Nowadays, people still struggle to rely on autonomous vehicles (AV) to get around the city, and one of the main reasons could be the lack of safety testing standards for autonomous vehicles, together with cybersecurity issues concerning road safety and data privacy. We will not deepen all the causes now, but if you want to learn more about public perception and expectations, you can find more information about user acceptance of an autonomous shuttle bus test here.

However, people seem to be more trustful when we talk about autonomous delivery, probably because they do not put their safety at risk. Let’s see together what the pros and cons of autonomous delivery are, and how far research results have come.

Pros could be:

  • Efficiency: thanks to their algorithms, autonomous vehicles can deliver on their own, not depending on a human to drive them.
  • Availability 24/7: human drivers need to take breaks, have sleep, and days off, but autonomous vehicles do not. This enables deliveries to go on every hour and every day.
  • Reduced costs: since the presence of a human driver is no longer necessary, operating costs decrease significantly.
  • Increased safety: in a mobility-connected world, driverless vehicles are able to avoid collisions and improve road safety, thanks to machine learning algorithms, sensors, and LIDAR technology. In addition, this could reduce accident rates and avoid traffic congestion.
  • Zero-emissions: most of the driverless vehicles are electric, unlike the majority of transport vehicles commonly on the roads now. Adopting this type of technology could help society to impact less on the planet.

At the moment, the cons could be:

  • Lacking regulations: currently, many countries are not yet ready to embrace these technologies in legislative terms and this is an essential step, necessary for the adoption of autonomous vehicles.
  • Security and responsibility: autonomous vehicles risk the cargo on board to be stolen or damaged, since there is no human control. This kind of problem could lead to insurance and responsibility questions.

Fortunately, the cons are less than the pros at the moment, and they are probably just a matter of time.

Some of the biggest companies have already started investing in the autonomous delivery sector and have tested their driverless vehicles: for instance, FedEx Express – a FedEx Corporation subsidiary – tested a Level 4 technology autonomous vehicle in China in 2021. Carrefour has also started testing some driverless trucks in France, starting in 2022. Even Amazon, the most famous company in delivery, launched its own autonomous vehicle in 2019: it is a small and compact delivery vehicle that delivers packages to houses.

In addition to those mentioned above, hundreds of companies and start-ups believe this is going to be the future of logistics.

The European Union has moved in this direction as well, actively financing some projects related to automated logistics through Cooperative, Connected and Automated Mobility (CCAM): for example, MODI, which will focus on barriers for SAE Level 4 CCAM vehicles from Rotterdam to Oslo, accelerating the mass adoption of highly automated solutions for logistics chains.
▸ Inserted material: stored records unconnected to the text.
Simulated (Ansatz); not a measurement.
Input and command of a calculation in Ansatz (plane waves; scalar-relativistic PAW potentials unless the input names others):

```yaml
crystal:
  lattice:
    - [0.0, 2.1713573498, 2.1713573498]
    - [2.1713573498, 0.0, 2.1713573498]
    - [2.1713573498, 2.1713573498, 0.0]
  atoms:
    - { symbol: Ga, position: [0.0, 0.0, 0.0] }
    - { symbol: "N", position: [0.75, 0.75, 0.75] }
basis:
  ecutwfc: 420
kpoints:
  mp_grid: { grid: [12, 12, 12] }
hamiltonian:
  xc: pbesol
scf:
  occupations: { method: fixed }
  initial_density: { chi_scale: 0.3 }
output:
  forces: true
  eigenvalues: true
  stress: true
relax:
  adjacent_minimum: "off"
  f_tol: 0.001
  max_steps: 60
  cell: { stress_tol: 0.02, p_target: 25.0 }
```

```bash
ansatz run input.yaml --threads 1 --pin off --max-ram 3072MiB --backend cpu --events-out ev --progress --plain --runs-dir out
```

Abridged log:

SINFONICA’s contribution is to make automated mobility more clear, inclusive, and easy to understand, and these contributes to know more about people’s needs and expectations: we collect doubts and feedback about logistics from consumers’ points of view, in order to help institutions and stakeholders to build more efficient and inclusive strategies. SINFONICA aims to increase knowledge and awareness about the CCAM world, collaborating with EU-funded projects and sharing insights and news about automated mobility with the inclusive CCAM community!

To conclude, we will have to wait a little longer before autonomous delivery can get into everyday life, but we can say that research in this field is giving good news, and it seems that the future is moving in this direction.